Yet when it comes to actually funding these key programs, Republicans suffer from ideological paralysis. There is a major disconnect between their notion of the benefit of these programs for their individual states and districts and the need to provide federal revenues to support these programs. Instead, Republicans rely on the failed, and dis-proven throughout history, notion that so long as you cut taxes, economic growth resulting from tax cuts will magically create more revenue than the amount cut. First, no research supports that tax cuts primarily benefiting the rich, like the cuts Republicans continue to support, have any substantial benefit to the economy. If this were the case, the failed Bush Tax Cuts would have resulted in a golden age of economic growth. Instead, under the continuing regime of the Bush Tax Cuts, we have had two recessions and a financial collapse. Not a very good record at all.

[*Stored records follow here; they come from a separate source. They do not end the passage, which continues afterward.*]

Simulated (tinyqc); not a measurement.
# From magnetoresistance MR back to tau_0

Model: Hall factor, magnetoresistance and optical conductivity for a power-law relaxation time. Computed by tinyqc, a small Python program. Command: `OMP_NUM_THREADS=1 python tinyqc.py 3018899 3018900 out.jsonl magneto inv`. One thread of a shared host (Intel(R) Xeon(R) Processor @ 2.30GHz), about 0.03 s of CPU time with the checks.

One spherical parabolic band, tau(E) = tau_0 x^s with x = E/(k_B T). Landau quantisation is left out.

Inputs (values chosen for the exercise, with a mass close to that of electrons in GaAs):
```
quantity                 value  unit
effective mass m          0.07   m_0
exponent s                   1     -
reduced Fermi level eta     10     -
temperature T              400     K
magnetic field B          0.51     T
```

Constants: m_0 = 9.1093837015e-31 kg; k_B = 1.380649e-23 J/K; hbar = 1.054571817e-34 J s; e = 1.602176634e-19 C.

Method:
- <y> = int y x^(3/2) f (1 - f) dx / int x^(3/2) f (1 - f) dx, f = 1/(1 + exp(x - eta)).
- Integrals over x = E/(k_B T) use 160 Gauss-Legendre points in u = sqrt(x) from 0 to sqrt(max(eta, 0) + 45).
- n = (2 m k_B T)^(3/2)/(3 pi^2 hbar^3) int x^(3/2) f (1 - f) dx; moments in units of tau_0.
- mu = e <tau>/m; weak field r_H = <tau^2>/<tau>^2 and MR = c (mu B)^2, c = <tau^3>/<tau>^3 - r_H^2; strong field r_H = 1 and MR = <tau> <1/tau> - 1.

Even worse, a political parasite by the name of Grover Norquist has trolled the halls of Congress for decades, circulating a ridiculous pledge. This tax pledge is, in essence, a promise that the signer will never, ever raise taxes.
The ludicrous nature of this pledge is that it cuts against the grain of effective government established since the dawn of time. For a government to be viable, it must be able to generate revenue. And if taxes are endlessly cut, then, eventually, that government will no longer exist. For legislators to sign such a pledge is, in essence, them signing the death knell to their own positions within the government they have, ignorantly, just sworn to destroy.
It is difficult to imagine a greater statement of hatred of the American system of government than in signing a no tax pledge. It is one thing to be ideologically predisposed to generally lower tax rates. It is another thing, altogether, to sign an extremist agreement to never raise taxes again. Unfortunately, a majority of Republicans have signed this insane agreement that is guaranteed to explode the budget deficit, if adhered to.
The complete dis-connect with reality underlying this pledge could best be illustrated by describing its opposite. Suppose Democrats signed a pledge to never cut spending? Over time, government would grow and grow until it came to dominate the entire economy. The result would be a totalitarian government. That said, Democrats have never signed such a pledge. They have cut spending against their interests and ideological leanings again and again. They understand that, sometimes, spending cuts are needed, for the good of the country. They are, in other words, moderate and reasonable. Able to govern effectively without constraint to a single set of narrow values.
Republicans, on the other hand, have chained themselves to totalitarian anarchy — a system that endlessly cuts necessary government to the bone and risks its disintegration.
So consider the fiscal cliff crisis an opportunity for Republicans to show they are, in fact, not extremists. Show that Republicans are, in fact, capable of rational governing. Show that Republicans can compromise as Democrats have. It is time for rational Republicans to step away from the Grover Norquist Tax Pledge and to support reasonable new sources of revenue, like moderately increasing taxes on the top earners in our country.
There is no way to deal with the deficit through spending cuts alone. There is no way to close enough loop holes to deal with the budget crisis. Any deal must include new revenues from top earners. And for this to happen, Republicans are going to have to take a necessary step away from the extremist elements in their party.
Such steps will be difficult. Such steps will result in loud cries from the most extreme and vocal wings of the party. But such steps will help to begin to heal the Republican party, to begin to re-assert its legitimacy and rationality in the eyes of the American people. Sticking to deficit brinksmanship and an allegiance to a man — Grover Norquist — and not to the American system of government is a recipe for the ultimate disintegration of the Republican party.
This is a make or break moment for Republicans, a group I once considered myself a member of. This is a moment of turning — toward a final and deadly embrace of extremism, or away. Away from that terrible trap and back toward the Republican party’s better angels. The moderates. Those who actually remember what Lincoln stood for. Those who actually value the integrity of a functional republic. Those who understand Roosevelt’s crusade against abusive businesses, trusts and robber barons. Those who believe in a strong America — not just in the extreme views espoused by a few narrow individuals.
It is high time for Republicans to decide if they are, in fact, Americans and not just a member of the tribe of Norquist.